Sometimes, I remember how it felt to believe. The aching, constant hum that was always inside me. Faith is not always the rare and precious feeling of wonder that arrives without warning, when the nature of the world stretches out in front of you and catches in your throat. That is awe, which can—if you believe—reinvigorate the faithful, remind them of glory and power and majesty. But faith itself is like love: as magical and revolutionary as it is mundane and commonplace.

Real faith exhausts. It demands. It becomes rote even for the most ardent. There is a reason that most churches adopt some kind of liturgy; you cannot reinvent a wheel that must be constantly in use. To believe something with every atom of your being requires you to let it take over. There are only so many awe-inspiring moments in a life; most of a life is sweeping the floor and clicking on the computer and running an errand. Faith is not what you do in a church on Sunday; faith is a whole life.

Religion, then, for all its flaws, is in its purest form meant to provide a grounding place for that whole life, an occasional reminder of what you believe that can sustain that germ of conviction throughout the monotony of living. That's why, I think, hymns are repetitive. They lull and crest but the lyrics are often few, repeated. A good hymn should reappear in your mind throughout the week, become additive to your life in the world, surprise you without warning. Still, more than a decade after I lost my own faith, a hymn will emerge from my subconscious, distorted and broken, but still deep in there.

When these hymns emerge, they sound almost like the haunting, distorted voice that sings the 19th-century hymn "Nearer, My God, To Thee" at the very beginning of the title track of Ethel Cain's new album, Perverts. On Tumblr, Cain wrote that the hymn "was always my favorite hymn by a long shot. I wanted to emulate listening to it on the tiny tape player in that little library for Perverts." From there, the song devolves. It is a little over 12 minutes long, and contains few additional lyrics. A symphonic droning fills the space.

Critics have been rolling Perverts around in their mouths since its release last Thursday, trying to taste it. It is a bold, dark turn from Cain's 2022 debut LP, Preacher's Daughter.

On Preacher's Daughter—a concept album about faith, and trans-generational trauma, and cults, and cannibalism—Cain has said she tells the story of her evil alter-ego. But sonically, it's approachable. Preacher's Daughter is Americana. It's ethereal. It's goth-rock. It has arguably two power ballads on it. In a world of young artists vying for the attention of Top 40 stations and stadium tours, Cain was ambitious in a different way. She proposed that album as the first of a trilogy she dubbed the "Ethel Cain Cinematic Universe," and then she released Perverts instead.

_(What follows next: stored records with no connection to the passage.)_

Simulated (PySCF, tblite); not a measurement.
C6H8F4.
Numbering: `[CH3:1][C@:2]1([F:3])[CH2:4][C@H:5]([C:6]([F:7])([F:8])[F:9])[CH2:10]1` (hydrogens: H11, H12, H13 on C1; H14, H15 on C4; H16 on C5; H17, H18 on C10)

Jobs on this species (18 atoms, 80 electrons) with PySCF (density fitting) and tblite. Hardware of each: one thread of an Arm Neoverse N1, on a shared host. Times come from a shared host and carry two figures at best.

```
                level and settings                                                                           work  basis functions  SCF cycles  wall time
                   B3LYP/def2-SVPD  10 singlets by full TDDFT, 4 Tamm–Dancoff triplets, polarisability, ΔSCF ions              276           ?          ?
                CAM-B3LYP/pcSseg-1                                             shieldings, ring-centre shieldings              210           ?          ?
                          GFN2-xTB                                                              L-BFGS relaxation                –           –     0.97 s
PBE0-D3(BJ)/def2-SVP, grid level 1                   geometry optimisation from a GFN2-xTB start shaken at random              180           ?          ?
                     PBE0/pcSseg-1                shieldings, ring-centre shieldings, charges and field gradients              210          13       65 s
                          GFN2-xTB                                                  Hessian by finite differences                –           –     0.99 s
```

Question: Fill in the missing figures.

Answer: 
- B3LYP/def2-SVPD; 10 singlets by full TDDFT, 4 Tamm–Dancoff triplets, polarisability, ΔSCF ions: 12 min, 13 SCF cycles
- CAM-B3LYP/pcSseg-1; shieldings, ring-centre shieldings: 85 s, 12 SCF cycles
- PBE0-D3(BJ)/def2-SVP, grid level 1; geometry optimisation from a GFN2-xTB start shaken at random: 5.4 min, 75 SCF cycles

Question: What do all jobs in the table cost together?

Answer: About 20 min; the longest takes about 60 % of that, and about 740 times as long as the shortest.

Perverts is not a concept album as much as it is a wall of sound, a baptism of noise. It is despairing and dark and droning and difficult. The few lyrics that exist on it are repeated as mantras. Cain repeats, "Heaven has forsaken the masturbator," and "I love you," and “If you love me, keep it to yourself," and "It feels good." The easy, catchy lyrics of Preacher's Daughter are nowhere to be found here. Instead, you are dropped into a throbbing darkness, unsure of the way out. It's industrial and haunting and mysterious. It is claustrophobic.

Many critics have argued that Cain is trying to cull her fanbase, that this album is meant to arrest her rising stardom. From a certain point of view, that wouldn't be out of character. Even as Preacher's Daughter was gaining traction with the mainstream, Cain was not following the rules of fame. She called Joe Biden a bitch and called for the return of political assassinations in response to the United States making another weapons deal with Israel. Shortly after Perverts was released, Cain wrote a post about political corruption with the hashtag #KillMoreCEOs attached. A recent video posted to her robust YouTube channel is titled, "my favorite types of gay porn." It makes sense that people are assuming that abrasion (of her mainstream fans, of the world) is a goal.

But Cain herself has said she isn't trying to push away from the mainstream; she said just likes drone music and wants to make it. Maybe Perverts isn't a dare, but a release. Maybe the title isn't meant to frighten the casuals and castigate the adherents, but to signal a self-proclamation, a reclaiming.

Ethel Cain, whose real name is Hayden Anhedönia, is a trans woman who was raised in the Southern Baptist Church and whose father was a deacon. She has explained that she only sang "Nearer, My God, To Thee" on Perverts because she has a personal connection to it: "i don’t really listen to hymns otherwise, they usually just bring back bad memories lol."

This, we have in common. I too was raised in the church as a pastor's daughter. I too have felt the brightness of faith and the gaping emptiness of its departure. I too have walked round and round inside the stations of the cross, and felt the exhaustion that repetition can create. To me, Perverts is not so much an act of defiance, but the sound of something clicking into place. There's an expanse within Perverts that beckons the sublime.

The thing about losing your faith is that even if you feel you are right, and know that your stance is for the best, you can't escape the pain that comes from watching your new faithlessness rob life's mundanity of its shimmer. If faith is no longer there to provide you with purpose and the world around you with beauty, you need to find it elsewhere.

An allegory Cain wrote on Tumblr in October ends with the same refrain as Perverts: "It’s happening to every-body." In that allegory, Cain describes the loss of a beautiful woods where she could sing unending praise, its replacement with a desolate gray land, and her desperation to reach some theater of the divine.

“I can’t feel anything,” she croaks at the end of Perverts. But at least in my experience, that's the first step. Without faith through religion, you think you lose the divine, that you've been rejected from salvation and with it beauty—at least at first. But slowly it opens up before you—the music, your life, the world—and you realize that all of this pain, all of this awful, ceaseless droning, can be used to build something else.